In February 1999, as agreed, Dalton transferred twenty-five percent of his 100 shares of stock in DHC to Lindon. Dalton transferred another five shares to his legal assistant. Dalton’s attorney prepared a shareholders’ agreement which the three shareholders and DHC executed in March 1999. Crucial to this case is the provision found in Article 11(a) of the agreement, which provides:

It is provided that a stockholder currently employed by the Corporation, if any, who ceases to be an employee of the Corporation shall be deemed to have served an offer to sell all of his shares of stock in the Corporation on the date such employment ceases.

(Emphasis added). 1

This provision became significant when Dalton informed Lindon that his employment with DHC would be terminated effective March 31, 2002, due to a significant downturn in business following the terrorist attacks of September 11, 2001. It is undisputed that Lindon was an employee of DHC when he was informed of his termination. However, a dispute existed as to when Lindon became a DHC employee, and, specifically, whether he was “currently employed” at the time that the shareholders’ agreement was executed in March 1999. The parties agree that Lin-don’s employment status is critical because if he was a DHC employee when he signed the agreement, he was obliged to sell his shares back to DHC at the agreed-upon price. But, if he was not employed by DHC when he signed the agreement, Article 11(a) of the agreement is inapplicable.

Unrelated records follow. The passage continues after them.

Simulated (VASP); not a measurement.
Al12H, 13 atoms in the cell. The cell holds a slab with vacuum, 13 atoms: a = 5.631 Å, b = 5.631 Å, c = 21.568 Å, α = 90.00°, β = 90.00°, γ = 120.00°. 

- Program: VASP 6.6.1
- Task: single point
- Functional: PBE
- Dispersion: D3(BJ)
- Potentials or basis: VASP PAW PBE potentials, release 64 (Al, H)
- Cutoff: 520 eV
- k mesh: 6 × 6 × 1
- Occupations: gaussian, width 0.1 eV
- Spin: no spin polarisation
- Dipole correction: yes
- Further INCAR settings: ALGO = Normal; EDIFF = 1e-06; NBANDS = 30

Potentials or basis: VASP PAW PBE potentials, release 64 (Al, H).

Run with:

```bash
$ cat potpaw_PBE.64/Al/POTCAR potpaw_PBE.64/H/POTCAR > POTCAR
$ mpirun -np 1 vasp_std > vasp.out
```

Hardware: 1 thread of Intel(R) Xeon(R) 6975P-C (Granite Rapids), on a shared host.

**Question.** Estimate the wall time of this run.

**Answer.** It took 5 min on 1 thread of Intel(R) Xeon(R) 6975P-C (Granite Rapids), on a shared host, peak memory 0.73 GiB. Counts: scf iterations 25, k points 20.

Dalton informed Lindon that due to his termination, he was deemed to have served an offer to sell all of his stock in DHC back to the corporation pursuant to Article 11(a). Dalton provided Lindon with a notice of a special meeting of DHC’s shareholders to address the buyback of Lindon’s stock. Lindon objected to the meeting and again registered his objection at the special shareholders’ meeting. Notwithstanding, on May 21, 2002, Dalton notified Lindon by letter that DHC “had effectuated the purchase of [Lindon’s] shares for the sum of $0,” an amount equal to the adjusted book value of the shares. 2

Almost four years later, Lindon sued Dalton and DHC, asserting claims for breach of the shareholders’ agreement against DHC and Dalton, and claims of breach of fiduciary duty and constructive fraud against Dalton. Through a series of rulings, the breach of fiduciary duty and constructive fraud claims were resolved adversely to Lindon and Lindon’s breach of contract claim against DHC was effectively limited to a claim for nominal damages. At trial, the court granted a directed verdict in favor of Dalton on the breach of contract claim. Lindon’s breach of contract claim against DHC was submitted to the jury, which found Lindon was not employed by DHC when he signed the agree *303 ment and was not, as a result, bound by the buy-back provisions of the shareholders’ agreement. The jury further found that the adjusted book value of Lindon’s shares on the buyout date was zero, but that Lindon was entitled to “nominal” damages of $180,000. 3 The trial court granted DHC’s motions for directed verdict and JNOV, finding that no reasonable jury could have found that Lindon was not an employee of DHC at the time that he executed the agreement or could have awarded Lindon $180,000 in nominal damages, and entered final judgment in favor of DHC and Dalton. This appeal followed.

Tort claims

We conclude that the trial court correctly disposed of Lindon’s tort claims by way of summary judgment. See Vesta Constr. & Design, L.L.C. v. Lotspeich & Assoc., Inc., 974 So.2d 1176 (Fla. 5th DCA 2008); Detwiler v. Bank of Cent. Fla., 736 So.2d 757 (Fla. 5th DCA 1999).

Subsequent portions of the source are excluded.